I recently went through the Arch Linux Wiki page about QEMU and realized it is quite easy to work with virtual machines from the command line. Not only that: for the simple scenarios I usually need, the command line is even simpler than using a GUI application.

Here are the steps!

Create a disk image

Create a disk image in QCOW2 format (qcow2 is slower than the raw format, but uses less disk space).

qemu-img create -f qcow2 ubuntu.cow 20G

Install the OS

qemu-system-x86_64 -m 4G -enable-kvm \
                   -cdrom ~/Downloads/ubuntu-21.10-desktop-amd64.iso \
                   -drive file=ubuntu.cow,format=qcow2 \
                   -boot order=d

where:

  • -enable-kvm increases performances dramatically but it requires the host to load some modules. See the Arch page for more details.
  • -m 4G allocates 4G of RAM, in place of the 128M otherwise available

You can skip this passage and download prebuilt images, such as, for instance:

I did not look into it, but the option -bios /usr/share/qemu/bios.bin -boot menu=on might be necessary for booting certain OSs, such as Arch Linux.

Run the machine

export MACHINE=ubuntu.cow
qemu-system-x86_64 -m 4G -smp 2 -enable-kvm \
                   -nic user,hostfwd=tcp::60022-:22 \
                   $MACHINE
export MACHINE=ubuntu.cow
qemu-system-x86_64 -m 4G -smp 2 -enable-kvm \
                   -display none \
                   -nic user,hostfwd=tcp::60022-:22 \
                   $MACHINE

where:

  • -display none hides the graphical display
  • -smp 2 tells qemu to use 2 CPUs
  • -nic user,... makes port 60022 on the host point to port 22 (ssh) on the guest. This allows to ssh on the machine with ssh localhost -p 60022, is sshd is running on the guest.

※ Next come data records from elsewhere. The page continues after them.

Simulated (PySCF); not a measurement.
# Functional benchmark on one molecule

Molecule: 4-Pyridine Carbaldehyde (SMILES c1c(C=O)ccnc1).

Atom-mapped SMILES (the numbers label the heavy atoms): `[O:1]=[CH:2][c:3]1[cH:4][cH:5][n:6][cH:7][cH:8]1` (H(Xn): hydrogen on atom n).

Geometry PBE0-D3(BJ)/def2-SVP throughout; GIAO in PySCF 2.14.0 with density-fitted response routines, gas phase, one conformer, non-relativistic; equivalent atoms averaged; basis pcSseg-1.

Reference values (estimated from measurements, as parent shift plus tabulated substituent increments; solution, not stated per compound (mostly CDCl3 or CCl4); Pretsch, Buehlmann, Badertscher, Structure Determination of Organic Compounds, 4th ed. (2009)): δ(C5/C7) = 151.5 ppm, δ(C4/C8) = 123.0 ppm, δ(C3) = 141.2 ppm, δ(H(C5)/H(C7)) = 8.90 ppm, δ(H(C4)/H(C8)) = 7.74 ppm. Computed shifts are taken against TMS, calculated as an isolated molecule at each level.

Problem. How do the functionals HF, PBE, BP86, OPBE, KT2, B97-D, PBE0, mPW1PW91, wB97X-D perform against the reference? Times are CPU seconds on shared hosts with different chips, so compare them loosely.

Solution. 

Where VT-d is supported, this further increases performance:

export MACHINE=Arch-Linux-x86_64-basic.qcow2
qemu-system-x86_64 -enable-kvm -device intel-iommu -machine q35 \
                   -m 4G -smp 2 -nic user,hostfwd=tcp::60022-:22 \
                   $MACHINE

Write changes to temporary files

Taken from the Gentoo QEMU/Options page:

qemu-system-x86_64 -snapshot img1.cow

Use an overlay image (Gentoo)

Mostly taken from the Gentoo QEMU/Options page:

# create an overlay image
qemu-img create -b arch-base.qcow2 -f qcow2 overlay.qcow2 -F qcow2

# run it
qemu-system-x86_64 -m 8G -enable-kvm \
                   -hda overlay.qcow2

TODO Use an Overlay image (Arch)

It does not seem to work as it is.

Taken from the ArchWiki QEMU Page.

# create the overlay image
qemu-img create -o backing_file=img1.raw,backing_fmt=raw -f qcow2 img1.cow

# run the machine and store changes in the overlay
qemu-system-x86_64 img1.cow

If paths change, you need to rebase (the example shows an unsafe rebase):

qemu-img rebase -u -b /new/img1.raw /new/img1.cow

Share Files with the Host

Using Virtfs

This is taken from Stack Exchange - How to share a directory with the host without networking in QEMU?

Invoke the virtual machine specifying which directory you want to share:

export LOCAL_PATH=/home/adolfo/Public/
export MOUNT_TAG=host_public
export MACHINE=ubuntu.cow

qemu-system-x86_64 \
    -virtfs local,path=${LOCAL_PATH},mount_tag=${MOUNT_TAG},security_model=mapped-xattr,id=host0 \
    -enable-kvm -device intel-iommu -machine q35 -m 8G \
    $MACHINE

Make sure the host_public device is specified in the /etc/fstab of the Guest:

cat /etc/fstab
host_public   /local_directory    9p      trans=virtio,version=9p2000.L   0 0

Or, alternately, mount it is with mount:

sudo su
mkdir public
mount -t 9p -o trans=virtio host_public public

Using SSHD

Mount a guest directory on the host (assuming sshd is running on the guest):

sshfs remote_user@localhost:/home/remote_user ./tmp/ -C -p 60022

VGA

Use a different driver

Taken from the Gentoo QEMU/Options page.

QEMU can emulate several graphics cards:

  • -vga cirrus - Simple graphics card. Every guest OS has a built-in driver.
  • -vga std - Support resolutions >= 1280x1024x16. Linux, Windows XP and newer guest have a built-in driver.
  • -vga vmware - VMware SVGA-II, more powerful graphics card. Install x11-drivers/xf86-video-vmware in Linux guests, VMware Tools in Windows XP and newer guests.
  • -vga qxl - More powerful graphics card for use with SPICE.

To get more performance use the same color depth for your host as you use in the guest.

Increase Memory

Add the following option:

-device vga,vgamem_mb=256

Serve Web pages

Similar to the previous example, we also forward port 80 to 8080 on the host:

qemu-system-x86_64 -m 4G -smp 2 -enable-kvm  ubuntu.cow \
                   -display none \
                   -nic user,hostfwd=tcp::60022-:22,hostfwd=tcp::8080-:80

We assume, of course, a web server runs on the guest.